Close your eyes and think about a place that is special to you or left a lasting impression. You may not be able to name every feature, but you can describe the scene, what happened there, and how it made you feel. That’s because great places are more than just cool plan features: they’re a collision of different people, behaviors, feelings, and desires coming together and giving a space a life of its own. We may not always be able to put a finger on it, but those places exude style and story – the fodder for making powerful memories.

So why isn’t more placemaking based on a deeper understanding of people and not just how they might use a space, but how they will experience it? After all, this type of thinking is more closely connected to our daily lives and how we perceive the world daily. Can we bring this same level of observation and perception into the design process to engineer the right value for our users instead of value engineering the plan features?

When we look beyond face-value features into the holistic user experience, we can approach visioning and design from a more empathetic perspective of what our target users need rather than serving our personal biases and desires.

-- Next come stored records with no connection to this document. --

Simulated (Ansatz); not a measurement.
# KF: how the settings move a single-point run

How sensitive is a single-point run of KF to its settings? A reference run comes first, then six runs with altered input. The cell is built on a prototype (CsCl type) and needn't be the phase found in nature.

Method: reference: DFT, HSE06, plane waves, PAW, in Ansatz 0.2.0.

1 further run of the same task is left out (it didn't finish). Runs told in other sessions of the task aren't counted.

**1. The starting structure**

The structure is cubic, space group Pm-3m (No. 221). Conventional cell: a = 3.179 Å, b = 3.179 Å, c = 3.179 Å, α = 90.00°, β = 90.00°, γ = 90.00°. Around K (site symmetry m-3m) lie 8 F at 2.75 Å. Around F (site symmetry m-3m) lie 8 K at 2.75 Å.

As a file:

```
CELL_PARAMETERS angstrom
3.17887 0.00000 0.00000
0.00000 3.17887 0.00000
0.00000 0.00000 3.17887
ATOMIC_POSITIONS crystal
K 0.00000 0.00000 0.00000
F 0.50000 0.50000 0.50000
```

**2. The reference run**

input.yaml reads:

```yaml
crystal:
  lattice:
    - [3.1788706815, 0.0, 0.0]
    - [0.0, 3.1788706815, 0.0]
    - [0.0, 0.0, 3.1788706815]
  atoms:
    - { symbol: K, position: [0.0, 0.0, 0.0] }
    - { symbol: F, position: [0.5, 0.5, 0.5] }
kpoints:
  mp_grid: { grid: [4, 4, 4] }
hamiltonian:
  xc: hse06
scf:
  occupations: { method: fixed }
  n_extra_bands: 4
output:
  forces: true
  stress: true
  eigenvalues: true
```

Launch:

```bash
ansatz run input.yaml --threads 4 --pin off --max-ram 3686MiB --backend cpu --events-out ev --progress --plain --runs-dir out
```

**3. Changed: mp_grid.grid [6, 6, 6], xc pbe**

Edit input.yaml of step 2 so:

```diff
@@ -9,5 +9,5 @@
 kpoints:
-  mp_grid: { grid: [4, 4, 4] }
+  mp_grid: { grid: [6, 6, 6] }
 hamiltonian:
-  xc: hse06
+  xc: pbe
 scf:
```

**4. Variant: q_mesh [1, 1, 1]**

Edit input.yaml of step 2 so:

We seek to understand: Whom are we designing for? How can they grow with us? What experiences are they currently spending time in? What’s already here and can be reimagined or reinvented to serve them? What new possibilities should we explore to improve their quality of life while they’re with us?

When it comes to creating impactful user experiences, people are the root of all insights and possibilities. By focusing our strategic efforts on learning about and documenting the human condition – joys, rituals, pains, perceptions, dreams – we can begin to identify improvements that serve their needs and guide smarter design decisions.

On a recent public project, RVi was tasked with exploring creative new ways to improve the aesthetics and functionality of the highly trafficked Youngfield Street commercial corridor in Wheat Ridge, Colorado. To gain a better understanding of the opportunity, the team conducted a visioning survey and collaborative user experience workshop with our consultant teams and partners in the city.

In the workshop, we discussed opportunities, challenges, design ideas, and existing efforts in the community before exploring the needs of more than 20 different daily users of the area. From there, we prioritized the needs from functional requirements (most important) to aesthetic expression (least important): the functional requirements became design directives, and expression ideas were developed as visual boards for additional community feedback.

As community feedback is collected, the prevailing themes will inform a concept story that guides experiential design in five key areas along the corridor. Streetscape design will reflect the needs and priorities established for each area’s top users, as well as creative applications that express the top aesthetic themes – all backed by data based on the needs of our local audience and city stakeholders.

Although this was a public process with required community engagement, this process applies to all types of projects beyond the public realm. This innovation through empathy creates deeper personalization of the project context. It builds understanding through storytelling – a powerful approach to help private developers and builders improve perceived project value and reception by the city during planning and entitlement processes.